There are so many designations nowadays for lawyers. Super Lawyers is at the top: those who wear a cape and are able to leap over buildings (or at least adversaries) in a single bound. Best Of Lawyers. AV rated lawyers. A dizzying array of seemingly distinguishing designations. The question of ethically advertising them, though, is still being asked. As recently as yesterday, in fact. And the answers are being largely ignored. Mostly because so many attorneys have already ignored the answers, or failed to even ask the question in the first place, so that when an attorney looks at what their competitors have done, the “correct” answer seems to put them at a competitive disadvantage.
Keep in mind that just because some (many) attorneys list these designations inappropriately or improperly, it doesn’t mean it will pass muster with the Disciplinary Board. There’s no safety in numbers. Even if a thousand other attorneys do it wrong the same way you do, if someone makes a complaint about a particular firm, say your firm, that firm will be sanctioned. Fortunately for most attorneys, the D-Board is so backed up with complaint investigations and hearings, they have no time to “prowl” to enforce.
I wrote about this in a post entitled “Have the PA Rules Regarding Lawyer Advertising Changed?” way back in August, 2006. I stuck my neck out later that year in a post entitled “More on Lawyer Advertising” in which I declared my opinion that it would be best to have all attorney advertising in PA require pre-publication approvement in the same manner as in Florida. It was not well-received, but I said it for exactly the reason set forth above, what is happening is a perpetuation of incorrect practices, simply because an overburdened Disciplinary Board barely has time to respond to complaints, let alone act on a proactive basis to enforce the PA Rules.
Let’s revisit once again what must happen in PA with respect to all these designations, under Rule 1.7. From PA Informal Opinion 2005-188 we see this comment:
“ . . .assuming you were voted “Best Lawyer of X County”, while the statement may be factually accurate, without an explanation regarding the basis for the designation, it could be deemed misleading and, thus, constitute a violation of Rule 7.1. . . . the inclusion of an appropriate disclaimer may preclude a finding that a statement is likely to create unjustified expectations or otherwise mislead a prospective client.”
In Philadelphia Opinion 2004-10:
“It is the opinion of the Committee that, although an attorney advertisement may state that an attorney has been designated a “Super Lawyer,” it may only do so when the advertisement contains sufficiently detailed information about that process and criteria for the reader to whom the advertisement is directed, to determine the manner and context within which the designation was made. Blanket statements that do not provide accurate and sufficient contextual information concerning ratings or other similar appellations do not comply with the Rules of Professional Conduct, currently and as amended January 1, 2005.”

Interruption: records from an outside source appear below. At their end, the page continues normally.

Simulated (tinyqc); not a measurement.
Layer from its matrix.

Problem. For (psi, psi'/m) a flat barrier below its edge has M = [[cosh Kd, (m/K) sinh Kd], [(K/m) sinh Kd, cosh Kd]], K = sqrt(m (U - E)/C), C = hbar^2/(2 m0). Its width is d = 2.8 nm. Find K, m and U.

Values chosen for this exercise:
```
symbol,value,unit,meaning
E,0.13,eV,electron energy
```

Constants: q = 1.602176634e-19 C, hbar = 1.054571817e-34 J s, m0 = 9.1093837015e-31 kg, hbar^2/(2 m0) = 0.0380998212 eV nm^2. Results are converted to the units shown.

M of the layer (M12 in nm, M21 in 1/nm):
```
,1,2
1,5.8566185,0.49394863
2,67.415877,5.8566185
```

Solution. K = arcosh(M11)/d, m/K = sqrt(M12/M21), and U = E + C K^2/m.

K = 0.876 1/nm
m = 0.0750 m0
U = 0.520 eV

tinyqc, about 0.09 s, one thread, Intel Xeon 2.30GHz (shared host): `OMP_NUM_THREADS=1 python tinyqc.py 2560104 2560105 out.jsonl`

I think these are pretty clear. As long as there is some notation about the process and criteria for the award, it may be mentioned. Otherwise it is potentially misleading.
While I am on this rant, let me remind you that you cannot use subjective adjectives or comparisons in your advertising, which includes your web site. Words like “better, more, smarter” are no-nos. I see them all the time. You can’t call yourself “expert” unless it is in one of the specifically designated specialties of law where one can earn the designation, such as intellectual property. Again, I see these statements all the time, e.g. “Attorney X is an expert in land use and acquisition.”
I hate to sound like the Grinch. The reason I see these violations as problematic has not changed since I wrote about it in 2006. Like many of you, I am seriously concerned about the loss of esteem with which lawyers are regarded by the general population. I think that the impact which some lawyer advertising has had on the public has been responsible for some of this. And it is exactly the general population which is so easily misled by these ratings, and what they actually represent. Without any context, a designatiion of Super Lawyer or Best Of will most certainly create expectations. When those expectations are not met, those designations will become quickly devalued in the eyes of the general population. And that affects those of you for whom the designation should be meaningful. In short, when misused on a massive scale, these designations become completely ineffective as differentiators.